Windsor Gypsum Company

Former mines and quarries often become parks and protected areas. The Irishman’s Road Recreation Site in Hants County is an example.

The Mosher Quarry, also later known as the Windsor Gypsum Company Quarry, was opened in 1891 in Newport Station, five miles east of Windsor. Today, the site is part of a recreation area that includes soccer fields, forest and trails.

Thomas A. Mosher ran the quarry. The Moshers were a well-known family of ship builders and Thomas ran a significant ship building operation in Newport Landing. He also had another gypsum quarry at Miller’s Creek from about 1882-94 and was on the board of the St. Croix Marine Insurance Company.

Effie Mosher (1885-1968) succeeded her father as manager of the quarry in 1923, after his death, making her one of only a small number of women to manage an operation in the historical era.

In July 1928, Clara Dennis visited Windsor and wrote an article for the Halifax Herald called, “Miss Effie Mosher: She Manages a Whole Gypsum Quarry Herself.” Dennis was a travel writer and did extraordinary work photographing Nova Scotia in her travels, including much of its industrial history. The Nova Scotia Archives has many of her photos, including many of mines and quarries.

A 1915 report described the Mosher quarry as being on a 180-acre property. A rock face of 20 feet was being worked and the quality of the gypsum was “a splendid grade.”

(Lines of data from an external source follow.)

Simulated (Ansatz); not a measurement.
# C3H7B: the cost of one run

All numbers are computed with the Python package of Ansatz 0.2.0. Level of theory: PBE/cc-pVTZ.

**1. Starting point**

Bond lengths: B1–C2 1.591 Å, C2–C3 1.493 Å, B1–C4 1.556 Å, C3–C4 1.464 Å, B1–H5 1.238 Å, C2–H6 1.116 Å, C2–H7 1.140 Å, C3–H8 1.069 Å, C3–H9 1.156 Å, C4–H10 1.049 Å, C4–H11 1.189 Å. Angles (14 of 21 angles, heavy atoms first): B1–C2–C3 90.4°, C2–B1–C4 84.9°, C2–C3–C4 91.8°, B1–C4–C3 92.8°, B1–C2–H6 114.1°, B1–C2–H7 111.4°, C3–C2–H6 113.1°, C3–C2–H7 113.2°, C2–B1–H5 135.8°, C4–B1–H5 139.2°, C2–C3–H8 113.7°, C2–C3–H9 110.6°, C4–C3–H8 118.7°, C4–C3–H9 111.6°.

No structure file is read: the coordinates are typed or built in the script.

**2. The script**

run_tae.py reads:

The gypsum was drilled by hand augers. Blasting powder and a low grade of dynamite were inserted in the drillholes and set off to free the gypsum from the rock face. The blasted rock was then loaded into horse-drawn carts and hauled two hundred yards to a railway siding that connected with the Dominion Atlantic railway, which hauled it to the company’s shipping pier in Windsor.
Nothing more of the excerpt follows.